It sounds like a bold promise: Create 12 million new jobs over the next four years. But if Mitt Romney becomes president, he might be able to keep his pledge even if he does nothing special to aid the economy.
The promise to create 12 million new jobs is ambitious, of course, compared to the performance of the economy over the last four years. When President Barack Obama took office in Jan. 2009, the economy was nearing the low point of the Great Recession and companies were laying off workers by the thousands. Total employment fell for two years straight, from a peak of 138 million workers in Jan. 2008 to a low of 129 million workers in Feb. 2010.
If you start counting from the day Obama took office, the economy has added only 194,000 jobs during Obama's term. Obviously, that's terrible. If you start from the month the labor market hit bottom, it has created 4.5 million new jobs. That's better, but it's still weak compared to recoveries from past recessions.
The economy, however, is gaining momentum, and the pace of job creation is likely to accelerate no matter who wins the White House. The upcoming "fiscal cliff," the big set of tax and spending decisions Washington needs to make by the end of the year, is currently depressing the economy and crimping hiring. But if Congress and the White House can resolve those issues, the prospects for economic growth will brighten. A housing recovery is underway, consumers have shown a willingness to spend, and many companies are poised to hire, if only Washington would get its act together and a few other economic clouds would clear.

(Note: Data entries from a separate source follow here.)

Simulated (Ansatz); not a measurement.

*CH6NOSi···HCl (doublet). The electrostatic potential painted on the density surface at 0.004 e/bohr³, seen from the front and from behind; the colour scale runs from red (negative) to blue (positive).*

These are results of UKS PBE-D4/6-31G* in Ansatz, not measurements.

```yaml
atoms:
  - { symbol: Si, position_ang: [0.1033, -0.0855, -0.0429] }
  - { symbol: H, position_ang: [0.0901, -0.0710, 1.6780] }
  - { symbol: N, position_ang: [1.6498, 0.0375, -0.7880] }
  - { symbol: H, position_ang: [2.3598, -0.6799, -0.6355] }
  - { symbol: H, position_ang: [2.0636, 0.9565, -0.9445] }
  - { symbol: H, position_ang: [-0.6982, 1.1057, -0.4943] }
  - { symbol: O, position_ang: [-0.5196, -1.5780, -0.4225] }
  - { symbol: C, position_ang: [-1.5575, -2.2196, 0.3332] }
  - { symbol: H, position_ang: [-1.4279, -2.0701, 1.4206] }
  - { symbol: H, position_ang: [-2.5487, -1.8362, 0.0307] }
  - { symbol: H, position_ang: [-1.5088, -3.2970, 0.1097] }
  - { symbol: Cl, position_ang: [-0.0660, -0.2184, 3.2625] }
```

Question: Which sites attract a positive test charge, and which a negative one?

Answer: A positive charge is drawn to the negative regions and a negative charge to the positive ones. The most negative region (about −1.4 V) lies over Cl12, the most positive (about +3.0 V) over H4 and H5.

Moody's Analytics predicts the economy will grow by 2.1 percent next year. Under that modest projection, the labor market would add about 1.3 million jobs. But Moody's and many other forecasters expect growth to accelerate toward the end of 2013, which means employment gains would ramp up in 2014 and beyond.
To create 12 million jobs over four years, employers would need to create 250,000 jobs per month. Employers right now are creating about 170,000 per month. So under Obama, the pace of job creation is already two-thirds of the way toward Romney's target. Hitting 250,000 per month wouldn't necessarily be easy, but the economy has grown that quickly in the past, such as in the mid-1980s and the late-1990s.
Since the overall economy is larger now, creating 250,000 jobs a month ought to be a bit easier than before. The next president might also benefit from the sluggish, delayed nature of the current recovery. Some economists argue that recessions triggered by excessive debt—as the latest one was—are followed by much slower recoveries than more basic downturns in the business cycle. If that's what is going on now, the debt overhang might ease over the next year or two, another reason hiring could boom.
Obama's promises on jobs have been less grandiose and more targeted than his opponent. Obama pledges, for example, that under his policies, the economy will create 1 million manufacturing jobs over the next four years. That target may also be achievable without any specific boost from the White House.
The manufacturing sector has been shrinking since 1998, with a modest recovery in jobs that began in 2010. If it added 1 million new jobs, it would still only be back at the levels of late 2008, when the recession had already been underway for a year. Meanwhile, the Boston Consulting Group predicts that a "reshoring" trend will bring 2 to 3 million manufacturing jobs back to the United States by 2020, as it becomes more expensive to produce overseas and more cost-effective to build things in America. That could happen regardless of what Washington does.
Obama has also promised another 600,000 new jobs in the energy sector, with some of them presumably coming from green energy, an Obama favorite. That's another easy promise. Energy has been booming, on account of shale gas discoveries and other developments, with the U.S. energy sector being one of the brightest in the whole U.S. economy. Again, that has happened with little help from Uncle Sam. If Obama were reelected, he could even fudge the start point when it comes time to prove whether he lived up to his promises, and date the creation of manufacturing and energy jobs to 2010, when the labor market began its tepid recovery. There are far worse distortions in politics.